The ACT Government adheres to prescribed timeframes for delivery of all commitments and/or formalises with the Commonwealth the approval process to be adopted in the event of changes to due dates on commitments.
The ACT Government will seek advice from the Commonwealth on how to proceed and agreement to revised timeframes.
This will be supported by the development of a new database to track critical dates and key decision points to ensure that the ACT Government is on track to meet compliance.
Annual reporting processes will continue to be used to report progress and compliance.
The 2017-18 Annual Report is due to be completed in November 2018.
ACT Government improves the process for collection of evidence on implementation of the commitments in the Plan.
EPSDD took on this reporting function in 2016 and is working with relevant agencies to improve procedures to ensure information is captured, reviewed and filed in a consistent manner.
A process for maintaining consistent records and liaising with all government agencies is now in place.
EPSDD is continuing to improve processes to ensure all information is captured and stored in a consistent manner.
ACT Government ensures that all the research undertaken as a function of the Gungahlin Strategic Assessment and the Plan is made publicly available on the web, is accessible and easy to find, and includes historical research as well as the most recent scholarship and reports.
The ACT Government has actioned an update of the current webpage and is working on the construction of a new strategic assessment webpage to ensure research and reports are available to the public.
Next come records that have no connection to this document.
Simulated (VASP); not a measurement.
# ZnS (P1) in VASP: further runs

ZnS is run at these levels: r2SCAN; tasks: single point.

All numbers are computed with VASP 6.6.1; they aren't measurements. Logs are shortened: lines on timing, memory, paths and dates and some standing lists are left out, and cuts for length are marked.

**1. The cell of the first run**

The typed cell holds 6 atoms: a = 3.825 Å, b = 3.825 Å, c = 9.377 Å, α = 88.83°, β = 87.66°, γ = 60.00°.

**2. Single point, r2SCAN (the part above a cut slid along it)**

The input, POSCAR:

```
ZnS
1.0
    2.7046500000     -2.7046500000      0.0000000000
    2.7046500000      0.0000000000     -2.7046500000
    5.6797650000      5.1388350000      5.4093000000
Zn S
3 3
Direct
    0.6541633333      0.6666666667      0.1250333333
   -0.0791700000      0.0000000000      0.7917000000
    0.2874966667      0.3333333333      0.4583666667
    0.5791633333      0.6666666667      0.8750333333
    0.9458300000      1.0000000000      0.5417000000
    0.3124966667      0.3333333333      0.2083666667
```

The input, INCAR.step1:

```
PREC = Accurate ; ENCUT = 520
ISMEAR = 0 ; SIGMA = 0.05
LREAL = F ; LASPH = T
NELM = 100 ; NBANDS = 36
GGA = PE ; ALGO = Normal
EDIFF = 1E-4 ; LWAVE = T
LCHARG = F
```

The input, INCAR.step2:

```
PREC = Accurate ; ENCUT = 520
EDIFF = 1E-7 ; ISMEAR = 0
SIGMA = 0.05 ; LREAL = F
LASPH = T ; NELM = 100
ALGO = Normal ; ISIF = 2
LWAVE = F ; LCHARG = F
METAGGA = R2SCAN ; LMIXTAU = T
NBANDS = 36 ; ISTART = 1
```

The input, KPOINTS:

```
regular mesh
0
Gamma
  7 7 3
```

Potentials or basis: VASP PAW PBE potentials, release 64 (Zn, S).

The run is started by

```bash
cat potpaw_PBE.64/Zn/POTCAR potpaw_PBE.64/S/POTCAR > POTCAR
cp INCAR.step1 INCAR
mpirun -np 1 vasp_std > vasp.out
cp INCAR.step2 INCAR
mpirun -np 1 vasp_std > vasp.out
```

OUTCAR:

The new strategic assessment webpage will hold all relevant documents and guidance material relating to the Gungahlin Strategic Assessment in one location. EPSDD is working to ensure the webpage is user friendly and information is easily accessible to the public.
The webpage updates are due to be completed in 2018-2019.
Further work will be undertake to ensure historical research/documents are uploaded.
The ACT Government notes the Key Risks section and incorporates the recommendations in this section into future management.
Four key risks were identified in the Audit report, these include:
Two of the key risks, relating to informing buyers and commitment breaches have been addressed through the completed corrective actions.
Management of leasehold land and the ability to meet offset requirements is currently under review.
The ACT Government further investigate the commitments that have been termed Undetermined.
Commitments 3 and 12 are identified as ‘undetermined’ due to a lack of evidence.
Commitment 3 requires the ACT Government to provide guidance on the development of concept plans to ensure appropriate land use planning for areas adjacent to MNES habitat, and associated buffer to all urban development.
This is addressed through during development applications for estate development plans. This includes an assessment of the estate development plan against the ACT Bushfire Regulation, and the commitments under the Gungahlin Strategic Assessment.
Commitment 12 requires the ACT to ensure all obligations have been meet in regards to the MNES before handing over assets for ongoing operation. The audit report noted that there was insufficient evidence to make a determination on the status of this commitment.
Commitment 12 –
EPSDD is currently coordinating the Strategic Assessment and developing new procedures to ensure all data relating to the Gungahlin Strategic Assessment is captured.
The ACT Government notes the Observations detailed in the Audit Table and uses this to inform future management.
The observations relate to management actions to achieve habitat improvement targets including benchmarks to ensure the targets are met; and consideration of planning research to ensure a strategic approach is applied in delivering future management of the Gungahlin Strategic Assessment.
The ACT Government has undertaken a review of all commitments to determine what is working well and lessons learnt as part of the Plan Review Report process.
The Plan Review Report will also provide recommendations and guidance on future management to ensure the ACT Government is on track in meeting the objectives of the Gungahlin Strategic Assessment.
The Plan Review
Report is due to be completed by the end of October 2018.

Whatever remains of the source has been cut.